High pulls vs cleans

High pulls

Triple extension in the high pulls

I was asked on Tuesday by an athlete who is quite new to weight lifting why I would teach cleans which are quite complex, if high pulls also work the triple extension.
The answer is that I have got a lot of time with this athlete, so can afford to work on his technique without sacrificing his work that will lead to strength and power development. The clean will then enable him to perform the jerks without using a rack.

But, the question is an excellent one, and should be asked by Coaches before they do any exercise or series of techniques, instead of doing something because everyone else is doing it.
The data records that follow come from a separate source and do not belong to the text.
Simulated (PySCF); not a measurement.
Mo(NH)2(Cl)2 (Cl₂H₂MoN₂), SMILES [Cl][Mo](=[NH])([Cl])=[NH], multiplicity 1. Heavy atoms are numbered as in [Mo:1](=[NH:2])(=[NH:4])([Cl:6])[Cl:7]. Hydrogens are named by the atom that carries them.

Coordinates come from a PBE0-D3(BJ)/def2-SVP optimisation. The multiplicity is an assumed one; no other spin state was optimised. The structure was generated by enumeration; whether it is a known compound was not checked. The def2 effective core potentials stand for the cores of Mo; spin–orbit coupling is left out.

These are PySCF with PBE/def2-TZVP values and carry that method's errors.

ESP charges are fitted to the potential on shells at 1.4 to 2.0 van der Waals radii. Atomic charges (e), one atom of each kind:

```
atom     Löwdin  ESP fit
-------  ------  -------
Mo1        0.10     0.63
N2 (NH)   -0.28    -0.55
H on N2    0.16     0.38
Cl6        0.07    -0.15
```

  • Some National Governing Bodies specifically want cleans coached – why? If time is limited, then
  • dumbbell cleans
  •  jump squats
  • wave squats
  •  high pulls

are all useful alternatives for developing power.

Ben Goldacre’s Bad Science column in The Guardian is a good read and is an example of how to examine wild claims and pseudo science. This type of objectivity is uncommon in a lot of Coaching practice.

It is especially interesting to read how the over complication of diet has led to a new brand of celebrity nutritionists who are being discredited due to their lack of scientific underpinning.

I keep telling coaches and athletes that they should look at what they are trying to achieve, and find tools that do that job most efficiently.

However, many people become attached to the “magic exercise” or “magic food” and then reverse engineer its usefulness to match the aims.